Mastodon

Building a Matrix-based Neural Network From the Ground Up

Earlier in the summer I began my quest to learn more about machine learning and had originally planned to just dive into the deep end with TensorFlow. I very quickly realized the error in this approach and updated my decision. I instead sought to build a neural network from the ground up. Not only did I wish to better understand the fundamental math, but also to familiarize myself with the mathematics libraries needed to effectively work with the mountain of data used to train a network.

Machine learning by xkcd

Looking for guidance in my endeavor, I naturally turned to Google. Glancing over the search results, I found that almost all of them could be described by a Venn diagram with two categories: “Mathematically rigorous” and “Computationally well-designed.” Sadly, this Venn diagram features very little overlap. Wanting to have my cake and eat it too, I found the best of each category and spent what little free time I found myself with this past summer melding them together (Because c’mon, who doesn’t like Cake? They’re probably my favorite '90s alt-rock band).

In the “Mathematically rigorous” corner, Michael Nielsen’s neuralnetworksanddeeplearning.com is one of the best resources for anyone looking to get their feet wet in artificial neural networks, and for the can’t-be-beat price of free (But seriously, if you do read this book, please kick the author a few bucks. If a broke college student can do it, you can to)! Obviously, having some calculus and linear algebra under your belt is nice, but even if you don’t, Nielsen’s explanations of the underlying mathematical principles is very readable. The code in the book on the other hand is exactly what you would expect research code to look like. Although this isn’t inherently bad, PEP 8 isn’t too complicated and it greatly improves readability, a central tenant of Python. Indentations and whitespaces aside, the amount that Python’s memory management leaves to be desired grows proportionally to the scale of the amount of data it’s storing. The time complexity of using vanilla Python is a similar situation. Thankfully Nielsen addresses this early on, challenging the reader to implement the code using a more efficient library, such as NumPy.

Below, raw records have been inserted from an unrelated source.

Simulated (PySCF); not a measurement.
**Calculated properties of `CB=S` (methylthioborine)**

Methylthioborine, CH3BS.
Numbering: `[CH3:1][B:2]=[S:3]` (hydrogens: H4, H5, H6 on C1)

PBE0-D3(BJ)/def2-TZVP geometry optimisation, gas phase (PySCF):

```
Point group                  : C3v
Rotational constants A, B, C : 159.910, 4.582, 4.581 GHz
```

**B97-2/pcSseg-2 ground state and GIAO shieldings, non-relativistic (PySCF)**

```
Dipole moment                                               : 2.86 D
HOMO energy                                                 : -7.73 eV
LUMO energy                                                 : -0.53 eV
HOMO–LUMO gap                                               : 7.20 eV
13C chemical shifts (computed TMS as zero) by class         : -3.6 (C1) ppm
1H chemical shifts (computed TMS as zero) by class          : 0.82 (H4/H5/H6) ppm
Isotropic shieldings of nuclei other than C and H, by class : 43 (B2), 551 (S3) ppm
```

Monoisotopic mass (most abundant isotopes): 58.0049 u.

Great! What’s NumPy? This led me to our top contender in the “Computationally well-designed” corner, a series of articles by machine learning researcher Brian Dolhansky. His code is beautiful, fully implementing NumPy and no God objects to be found! …nor an explanation of why a softmax activation function was applied in the output layer while the rest are sigmoid. It’s either assumed that you already know the basics or that you can learn them later. This is perfectly fine, as Nielsen’s book gives an excellent explanation of softmax neurons, as well as other more advanced techniques like weight regularization. Reverse-engineering Dolhansky’s code gave me an understanding of the framework in which to implement neural-network-based algorithms in a computationally efficient way.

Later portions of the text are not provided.